While traders' attentions were as usual focused on the latest developments in China last night, around 9pm ET we pointed out that the real action was taking place in Japan, where the 10Y yield had blown out beyond the BOJ's designated range of 0.00%-0.10%...
... and had even crossed into the range above 0.11% where the BOJ traditionally launches its Fixed Rate Operation, also known as Unlimited Buying of JGBs beyond a given rate, something it did most recently on Monday morning (after a 7 month hiatus) when JGB yields also blew out sharply.
Which is why we were wondering when the BOJ would announce the latest "unlimited buying" operation to defend Japanese bonds from a further rout.
And it wasn't just us: so were all bond traders and central bank watchers, and yet the hours passed and still nothing from Kuroda.
Then, finally, just around 1am ET or 4 hours after the rout had started, the BOJ couldn't take it any more and announced the long overdue fixed-rate operation for the second time in 5 days after the 10-year yield rose to its highest level in more than a year.

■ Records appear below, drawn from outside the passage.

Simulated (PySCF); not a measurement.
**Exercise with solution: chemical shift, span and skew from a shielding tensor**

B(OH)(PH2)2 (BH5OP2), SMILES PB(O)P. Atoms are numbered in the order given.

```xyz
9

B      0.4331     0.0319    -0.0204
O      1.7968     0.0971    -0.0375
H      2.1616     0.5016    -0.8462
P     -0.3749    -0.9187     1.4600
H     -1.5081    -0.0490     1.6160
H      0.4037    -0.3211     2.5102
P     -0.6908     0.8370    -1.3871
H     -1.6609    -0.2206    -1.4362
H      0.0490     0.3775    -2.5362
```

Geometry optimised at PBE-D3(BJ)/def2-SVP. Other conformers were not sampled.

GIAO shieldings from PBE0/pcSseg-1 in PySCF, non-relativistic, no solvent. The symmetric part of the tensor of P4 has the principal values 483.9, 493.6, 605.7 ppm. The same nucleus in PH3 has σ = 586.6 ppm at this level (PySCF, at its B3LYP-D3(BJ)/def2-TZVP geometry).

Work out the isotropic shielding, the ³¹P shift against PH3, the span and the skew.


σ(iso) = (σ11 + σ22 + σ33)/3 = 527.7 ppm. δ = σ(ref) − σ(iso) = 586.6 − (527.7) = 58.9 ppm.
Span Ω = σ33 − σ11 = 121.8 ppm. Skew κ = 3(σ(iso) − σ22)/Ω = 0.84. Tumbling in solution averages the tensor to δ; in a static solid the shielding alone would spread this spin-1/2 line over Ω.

While the BOJ's latest intervention resulted in a lot of relieved traders as the lack of any intervention almost convinced markets that Kuroda was willing to let the long end JGBs "slide", there was a difference: this BOJ offered to buy 10-year debt at 0.10% vs 0.11% at its previous operations. And also unlike Monday's operation, today the central bank actually did end up buying some 94BN yen worth of 10-year bonds.